Issue #2775
closedpulp worker api uses reserved character @ in url route
Description
Problem:¶
Currently Worker name is being used as the natural key, this is good because worker lookup urls are informative and expressive.
Worker name currently is {service_name}@{host}. This is also good and makes a lot of sense.
The issue is that reserved characters should not be allowed in url path variables..
Django urlquotes the generated url [0] however since @ is a reserved character that could show up in urls, django ignores it.
Passing in a prequoted worker name would not work since django would urlquote the %40
Potential Solutions:¶
1.) Create a new drf field and overwrite the get_url[1] function to take the full url django returns, and urlquote only the last path variable. To me this seems like a hack, but it would theoretically work. This allows us to keep @ as the delimiting character
2.) Use a different delimiter. Some proposed ones are .~-_
3.) Structure the lookup url path to nest host and service name /workers/{host}/{service}/
The issue with this approach is spelled out in https://pulp.plan.io/issues/2775?pn=1#note-9
4.) The easiest solution would be to, of course, switch to using UUID for the worker lookup_field. We would lose the expressiveness of using the natural key, but can keep the @ in the worker name
Or there might be some other solution that I'm not seeing
[0] https://github.com/django/django/blob/stable/1.8.x/django/utils/encoding.py#L210
[1] https://github.com/encode/django-rest-framework/blob/ee1a9fcef659d0a5885712575562acb71a502f21/rest_framework/relations.py#L300
Updated by mhrivnak over 7 years ago
Can you elaborate on "Django urlquotes the generated url ", under what circumstance that happens? When is django generating the URL exactly?

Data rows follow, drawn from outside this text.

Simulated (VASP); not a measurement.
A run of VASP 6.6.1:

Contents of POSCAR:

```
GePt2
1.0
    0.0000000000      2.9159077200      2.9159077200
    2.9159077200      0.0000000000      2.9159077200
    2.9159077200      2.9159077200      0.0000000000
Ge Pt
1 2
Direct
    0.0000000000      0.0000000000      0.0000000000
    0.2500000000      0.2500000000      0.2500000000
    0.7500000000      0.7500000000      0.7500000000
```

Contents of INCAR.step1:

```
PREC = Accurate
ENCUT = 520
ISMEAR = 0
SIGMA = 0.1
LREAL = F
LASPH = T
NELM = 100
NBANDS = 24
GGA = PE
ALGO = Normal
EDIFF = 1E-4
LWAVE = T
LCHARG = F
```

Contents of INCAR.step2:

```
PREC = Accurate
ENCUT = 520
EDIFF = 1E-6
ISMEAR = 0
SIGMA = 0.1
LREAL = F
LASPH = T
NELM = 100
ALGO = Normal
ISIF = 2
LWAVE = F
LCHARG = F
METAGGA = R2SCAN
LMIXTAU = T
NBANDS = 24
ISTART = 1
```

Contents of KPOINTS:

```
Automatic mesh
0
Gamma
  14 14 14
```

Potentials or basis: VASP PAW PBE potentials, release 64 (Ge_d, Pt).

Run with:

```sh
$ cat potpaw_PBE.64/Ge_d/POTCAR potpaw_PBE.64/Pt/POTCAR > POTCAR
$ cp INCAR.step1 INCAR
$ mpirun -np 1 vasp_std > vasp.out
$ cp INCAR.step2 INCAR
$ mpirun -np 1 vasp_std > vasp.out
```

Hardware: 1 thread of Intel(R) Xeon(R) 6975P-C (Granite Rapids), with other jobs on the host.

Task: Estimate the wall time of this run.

And what exactly do you mean that django "ignores it"?
Updated by bizhang over 7 years ago
When DRF generates a URL for a hyperlinked field [0] it does so using django's reverse function [1].
Django's reverse function figures out the fully qualified URL and then passes it to a iri_to_uri function [2] which urlquotes it before returning. So every fully qualified URL DRF generates is passed through this way.
When iri_to_uri performs the url quote it passes it some safe characters to not urlquote [3]. This is because these characters are allowed to be present in URLs as reserved characters. In our case @ should be allowed in cases like user:password@dev.example.com/api/v3
but we should not be using it as a non reserved character (like in a url path variable in dev.example.com/api/v3/workers/worker@dev.example.com
).
Changing the worker name to worker%40dev.example.com
would result in Django urlquoting the % sign and returning worker%2540dev.example.com
[0] https://github.com/encode/django-rest-framework/blob/master/rest_framework/relations.py#L300
[1] https://github.com/django/django/blob/stable/1.8.x/django/core/urlresolvers.py#L524
[2] https://github.com/django/django/blob/stable/1.8.x/django/utils/encoding.py#L183
[3] https://github.com/django/django/blob/stable/1.8.x/django/utils/encoding.py#L210
Updated by mhrivnak over 7 years ago
Interesting! Thanks for that clarification.
I could see this as a django bug in iri_to_uri. The urrlib "quote" function is intended for use on one component of a URL at a time, usually just the path. In that case, it's perfectly safe to run with the default "safe" characters of simply "/".
That said, I'm also not sure I'd want to wait for django to fix it even if they accepted this as a bug.
Updated by bmbouter over 7 years ago
I like the sounds of the "it might be better to keep the worker service_name and the worker host as two separate fields in the worker model" option from the original description, but I don't have a concrete idea of the URL the user would be forming then. Can a concrete example be given with URLs for the idea of splitting the model into two fields?
Updated by bizhang over 7 years ago
I was thinking of using some other character to join the service and host name together to use that for the lookup url.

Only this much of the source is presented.